WEST LIBERTY — An 80-year-old icon of downtown West Liberty was returned to its watchful duties Saturday in front of the old Morgan County Courthouse after a two-year absence.
The World War I doughboy statue, blown off its pedestal in the March 3, 2012 tornado that destroyed most of West Liberty, was raised back in place Saturday after a painstaking rebuild by two Morehead artists.
During Saturday’s unveiling ceremony, Morgan County author and historian Lynn Nickell told a crowd of about 200 that when he first saw the broken pieces on a floor, “I had to take my hat off. He looked like he was lying in streaks of blood.”
The statue, made of marble, was installed in 1927, according to Nickell. At the time, Morgan County was one of hundreds of county courthouses throughout the country seeking statues to commemorate World War I.
For 85 years the statue stood as sentinel on the courthouse lawn.
After seeing photographs of the statue in pieces, Morehead artists Eddie Horton and Stephen Tirone, both veterans of the Vietnam War, decided to bring it to Tirone’s carving studio in Clearfield, just outside of Morehead. The two worked for a year painstakingly cleaning each piece, and recreating lost pieces, until they had “him” in shape to stand again on the pedestal in West Liberty.

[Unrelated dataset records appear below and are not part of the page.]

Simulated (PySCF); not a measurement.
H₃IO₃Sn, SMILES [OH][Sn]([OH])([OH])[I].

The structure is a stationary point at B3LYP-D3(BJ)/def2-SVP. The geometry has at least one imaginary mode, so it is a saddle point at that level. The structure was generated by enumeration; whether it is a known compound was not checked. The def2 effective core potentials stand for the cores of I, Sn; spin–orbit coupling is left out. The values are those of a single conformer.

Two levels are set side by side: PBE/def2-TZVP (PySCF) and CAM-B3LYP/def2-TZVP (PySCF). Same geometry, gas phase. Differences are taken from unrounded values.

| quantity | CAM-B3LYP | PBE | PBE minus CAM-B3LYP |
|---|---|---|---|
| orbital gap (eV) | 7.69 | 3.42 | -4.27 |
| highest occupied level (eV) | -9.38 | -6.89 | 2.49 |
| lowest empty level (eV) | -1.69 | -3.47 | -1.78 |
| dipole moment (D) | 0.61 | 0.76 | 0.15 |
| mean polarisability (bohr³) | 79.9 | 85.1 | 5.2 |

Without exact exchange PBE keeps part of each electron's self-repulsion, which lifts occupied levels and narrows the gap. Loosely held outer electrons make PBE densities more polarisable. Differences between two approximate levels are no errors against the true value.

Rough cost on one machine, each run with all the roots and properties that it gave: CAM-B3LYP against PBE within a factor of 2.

Tirone called the work a labor of love, but for Horton the statue meant much more. Originally from Danville, he returned from Vietnam in the early 1970s and enrolled at Morehead State under the GI Bill. His goal was to become a sculptor.
In 1972, Horton and an artist friend visited West Liberty during one of the first Sorghum Festivals. Horton recalled the friend drawing a portrait as he sat still, staring at the statue. “Odd that all these year later, we’ve come full circle.”